This is your chance to design and/or evaluate a ‘predictive model’ of your own/choice for a real-world application. Application and data can be of your choice but also a wide range of recommended datasets for machine learning problems are available in UCI Machine Learning Repository 1 (Most Popular Data Sets – hits since 2007), and challenges, datasets and analytics contributions Kaggle 2, or check course’s Blackboard page for further datasets. For this coursework your design/choice, and your approach to evaluate a machine learning solution (or a predictive model) is key – you can (but do not need to) implement a model, write code or collect data yourself. You should identify a real problem, need, frame a solution and come up with analytical analysis to evaluate your choice of a learning algorithm for your predictive model.
Your report (in a form of a discussion paper) should cover the following elements:
- Discuss a machine learning problem given your chosen application; identify the problem, the requirements for a predictive model and its impact.
- Describe and analysis a dataset and its characteristics; size, representation and attributes,
- Discuss whether bivariate or multivariate analysis is most suitable for your predictive model.
- Choose/apply (a) learning algorithm(s) and identify its/their categories; supervised, unsupervised, semi-supervised.

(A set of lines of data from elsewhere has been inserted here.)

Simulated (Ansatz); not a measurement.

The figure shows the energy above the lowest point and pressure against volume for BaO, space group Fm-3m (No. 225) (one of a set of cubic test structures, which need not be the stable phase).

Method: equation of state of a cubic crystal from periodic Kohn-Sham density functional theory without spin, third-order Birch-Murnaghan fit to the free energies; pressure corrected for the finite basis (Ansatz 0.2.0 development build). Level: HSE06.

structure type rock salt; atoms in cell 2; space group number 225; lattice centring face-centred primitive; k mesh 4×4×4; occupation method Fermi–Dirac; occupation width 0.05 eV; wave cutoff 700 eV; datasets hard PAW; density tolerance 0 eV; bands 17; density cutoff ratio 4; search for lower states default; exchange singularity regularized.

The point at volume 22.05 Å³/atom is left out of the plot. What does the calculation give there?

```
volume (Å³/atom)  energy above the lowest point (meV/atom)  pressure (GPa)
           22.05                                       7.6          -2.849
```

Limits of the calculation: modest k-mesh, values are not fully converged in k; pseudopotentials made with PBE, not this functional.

- Analytically or experimentally evaluate your choice of machine learning solution; its suitability, cost, and apply an error evaluation metric to justify your choice, e.g., classification accuracy of classification problems, MSE and/or R^2 (R squared) for regression models, etc.
- Choose a learning algorithm which you think is less suitable for your predictive model and justify your “rejection” reasons.
Datasets can be found here: https://www.kaggle.com/datasets